The Chancellor announced £16.7bn worth of specific infrastructure spending over the coming four financial years and an ongoing commitment thereafter. This totalled £24bn in infrastructure spending over the next five years, 1.2% of GDP.
While this falls short of Trumpian-scale stimulus, it was a noteworthy commitment.
The Chancellor also found scope to support key constituencies. Freezes in fuel duty, adjustments to Universal Credit and an increase in the National Living Wage were designed to help ‘jam’ households. The promise of another savings bond with an above 2% interest rate was aimed at appeasing older savers. But this ‘largesse’ was funded by changes in tax measures (a 2% point increase in insurance tax premium; an alignment of employer (increase), employee National Insurance Contribution rates, the removal of certain in-work benefits and additional anti-evasion measures.

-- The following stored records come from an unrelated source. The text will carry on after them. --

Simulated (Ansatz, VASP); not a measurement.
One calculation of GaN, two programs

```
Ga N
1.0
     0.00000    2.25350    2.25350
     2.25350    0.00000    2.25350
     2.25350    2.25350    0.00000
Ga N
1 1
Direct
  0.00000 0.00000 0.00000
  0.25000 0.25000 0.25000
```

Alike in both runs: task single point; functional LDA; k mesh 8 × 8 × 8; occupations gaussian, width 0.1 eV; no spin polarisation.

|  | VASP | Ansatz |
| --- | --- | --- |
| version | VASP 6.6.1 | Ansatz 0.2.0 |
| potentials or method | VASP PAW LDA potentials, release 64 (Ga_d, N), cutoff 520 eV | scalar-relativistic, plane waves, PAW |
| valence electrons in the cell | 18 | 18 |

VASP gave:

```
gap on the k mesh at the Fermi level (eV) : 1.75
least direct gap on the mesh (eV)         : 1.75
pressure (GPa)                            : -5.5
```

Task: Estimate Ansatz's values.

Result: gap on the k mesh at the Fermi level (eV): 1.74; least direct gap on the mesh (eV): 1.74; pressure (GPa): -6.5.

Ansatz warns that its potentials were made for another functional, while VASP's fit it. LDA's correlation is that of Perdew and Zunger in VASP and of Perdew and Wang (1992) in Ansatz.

Today’s Autumn Statement was the first fiscal update from March and included the thwarted changes to welfare and disability payments from that Budget, but also the impact of the Brexit referendum on the OBR’s forecasts. The public finances outlook deteriorated markedly. The cumulative deficit is now seen £122bn worse over the coming five years.
The UK’s debt level is now expected to be 10% points higher at 84.8% in 2020-21, having peaked at over 90%.
Admittedly, this reflected changes to expected asset sales, technical adjustments associated with Bank of England (BoE) operations and classification changes. But the shift was eye-catching.
The deterioration of the deficit has also impacted the outlook for gilt sales. The cash deficit rose by £23.6bn relative to March’s forecast and has resulted in an additional £15bn of gilt sales scheduled for this year. Thereafter the DMO funding requirement projections have risen by a further £92bn over the subsequent four years and would keep gilt sales around £120-125bn over the period.
The worsening in the finances occurred against a very benign set of growth forecasts. The Office for Budget Responsibility (OBR) did lower its growth projections relative to March, but a short-lived dip in expected GDP growth below 2% to 1.4% next year and 1.7% in 2018 before accelerating back above 2% again is a more upbeat forecast than the BoE, consensus or ourselves could muster. The upbeat assessment is underpinned by an acceleration and stability in the global outlook. And accompanied by an assumption of an acceleration in trend growth from recent years to average around 2.0% from 2016-2021. This is again above our own projections and the BoE projects potential growth of around 1.6% for the coming years.
Assumptions of monetary policy (one hike before the end of the Parliament), sterling stable around £0.90 to the euro and longer-term market rates (rising only around 70bps over the coming five years) should also have flattered the finances.
Acknowledging the deterioration in the finances, the Chancellor reiterated his and Prime Minister May’s intention to balance the books – albeit not on the previous timescale. Accordingly, the Chancellor announced three new fiscal mandates: to balance the cyclically-adjusted measure in the next Parliament but reduce it below 2% of GDP by 2020-21; to see debt falling (as a proportion of GDP) by 2020-21; and to keep (broadly in-work welfare) within a ‘cap’ by 2020-21.
While the last is somewhat more specific, the Chancellor’s new framework appears more of an intention than a “rule”. No doubt successive Chancellor’s failure to meet 10 of the last 12 rules had some influence in this.
Our concern is that the Chancellor was presented with a relatively benign first test. Our own forecasts are for GDP growth to be slower, tax receipts to be lower, market rates to be higher and debt interest payments to be less forgiving. If our more pessimistic forecasts materialise, Chancellor Hammond may follow Chancellor Osborne down the well-worn path of deficit projection deterioration and an ongoing need to further tighten the public purse.
With many of today’s measures trailed ahead of the event and few surprises, market reaction was muted. Admittedly 10-year and 30-year gilt yields rose 5bps and 2bps to 1.45% and 2.08% respectively. However, we attribute this more to broader market moves that saw US 10-year and 30-year government yields rise by 6bps and 5bps to 2.37% and 3.05% respectively and likely reflected in the first instance very strong US durable goods orders. However, sterling managed a better performance, rising both against the euro and the dollar.